2. What are the best methods you know of for the task of multiplication, and what make them particularly good/practical?

NB: This question received a close vote. I tried to clarify what I am asking in order to prevent the question from being closed. I ask for qualified arguments, not just opinions. Answerers must back up their claims by arguing why specific method are practical or impractical.

• If you don't mind a suggestion, "what do you think of this method and why?" is not a very good question for the site and might attract some close votes. I think your question will highly benefit from a more direct question, because it has some good context written. – Ian Mateus Aug 9 '14 at 0:34
• @IanMateus: I don't mind! On the contrary. I will think it over again and see if I can be more direct! – String Aug 9 '14 at 0:38
• @IanMateus: Is it more direct now? – String Aug 9 '14 at 0:44
• Yes, it is now. – Ian Mateus Aug 9 '14 at 0:52

I've seen and use a similar notation:

   5  1  7
+--+--+--+
|1/| /|1/|
1|/0|/2|/4|2
+--+--+--+
|1/| /|2/|
2|/5|/3|/1|3
+--+--+--+
|4/| /|5/|
3|/0|/8|/6|8
+--+--+--+
0  4  6


• You are only adding single-digit numbers down the diagonals. It's easy enough to just add everything (complete with carries) right there in place.
• You read/write numbers left to right and top to bottom, which, in my opinion, is more natural (at least for an English speaker)
• That is extraordinary! This way of structuring it has all the advantages I could possibly ask for, I think. I will try it and see how it works! – String Aug 8 '14 at 23:33
• Napier's bones was a popular calculating device that automates the construction of this diagonal table. It was invented by John Napier, the inventor of logarithms. – MJD Aug 9 '14 at 1:33

May I ask what the purpose of a method like this is? I looked at the original post including the video and I have looked over your question, but I can't figure out why one would use this. It is clever and I can appreciate what goes on to make it work, but I can't figure out of what use it may be.

By the way, I apologize for having to ask this as an answer, but I don't have enough reputation to comment yet.

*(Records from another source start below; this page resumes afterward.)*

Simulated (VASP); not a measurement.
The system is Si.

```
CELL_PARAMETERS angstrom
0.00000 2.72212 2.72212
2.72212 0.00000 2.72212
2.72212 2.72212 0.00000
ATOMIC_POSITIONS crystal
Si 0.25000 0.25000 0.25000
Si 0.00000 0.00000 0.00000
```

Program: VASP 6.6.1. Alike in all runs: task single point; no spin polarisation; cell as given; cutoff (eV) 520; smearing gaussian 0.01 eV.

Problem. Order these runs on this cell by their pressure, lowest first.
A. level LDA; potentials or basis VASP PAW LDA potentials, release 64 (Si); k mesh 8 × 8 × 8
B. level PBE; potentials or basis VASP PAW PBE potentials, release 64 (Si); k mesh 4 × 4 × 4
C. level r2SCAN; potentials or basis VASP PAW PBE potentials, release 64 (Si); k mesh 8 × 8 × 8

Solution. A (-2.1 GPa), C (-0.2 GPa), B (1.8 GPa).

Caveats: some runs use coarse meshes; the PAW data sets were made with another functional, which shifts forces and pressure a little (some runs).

• Fair question! I think there are three main reasons for having algorithms like this: 1. If someone wants to do multiplication by hand, and 2. If in addition to that the numbers seem difficult to maneuvre so that this persons has a desire to have it broken down into simpler parts 3. It is also nice knowing there is a safe way to carry out any multiplication instead of having to invent ways to break it down for specific numbers by nearby numbers that are easier to handle. – String Aug 8 '14 at 10:11
• As I mentioned I do think it is clever. I also think it is a little heavy on computation. For multiplying two three-digit numbers you used 9 multiplication operations and 9 addition operations. The binary illustrates how many more operations will be needed for a larger number (80 multiplications alone). And you would definitely have to be careful setting up the last column of addition. That is a lot of places to go wrong. – Patrick A. Aug 8 '14 at 20:10
• I understand your thinking with reasons 2 & 3 and I agree that this method does a nice job of combating those two problems. To me, the problems in 2 & 3 arise when trying to do mental math, though and I'm pretty sure the algorithm is too complex to do without pencil and paper. – Patrick A. Aug 8 '14 at 20:21
• If I am going to do a problem by hand, I would use old-fashioned long multiplication. To me, it sets the problem up in a much more concise framework and you don't have to worry about adding down diagonals or making sure that you arrange the partial sums before adding for the final answer. All of that is built into the framework of the problem. (I had originally thought there would be fewer calculations, but now that I write one out, it is actually the same number. So maybe yours isn't as computational heavy as I thought. For your example I had 9Mult and 9add). – Patrick A. Aug 8 '14 at 20:37
• Being a math nerd, I could totally see using an algorithm like this, but it would be when I wanted to just play around doing multiplication. I don't think I would use a method like this to teach someone how to multiply large numbers, unless they totally could not get it using long multiplication. Nice method though. – Patrick A. Aug 8 '14 at 20:41

Thanks again to Patrick A. for so generously sharing his thoughts on this! Here are some thoughts I have:

## Regarding this "new" method

1. It takes up a lot of space on a sheet of paper
2. It can be hard to keep track when adding diagonally. When doing it with pencil and paper I draw a frame around every second diagonal to keep track of it
3. While adding diagonally you will have to keep track of the running sum mentally - unless maybe you want to use even more space on your paper and do a separate calculation for each diagonal
4. When adding at the end the uppermost numbers seem to hover

I just did $3527\cdot412357$ and it worked really well. In that I found a few major advantages of the method:

1. Each step is so extremely simple that I hardly felt that I was making any effort to get there. My brain was merely idle while doing it
2. If you get the diagonals right, the risk of making an error is relatively small
3. Errors can be fixed with almost surgical precision since the steps are so explicit

Possible improvements

Maybe one could stack the partial sums in a more convenient manner. The partial sums for the $517\cdot 238$ example were 10, 17, 57, 29, 56 and could have been added as follows:

                111
--------
07796
11525
--------
123046


to save space and avoid the hovering.

Possible improvements Well, some may not find this an improvement, but if I were to multiply the example alluded to earlier in this answer, namely $3527\cdot412357$, I would consider writing down a table of multiples $1,2,...,7$ of $412357$ first (the highest digit of $3527$ being $7$). This could be done by repeated adding which rarely goes wrong.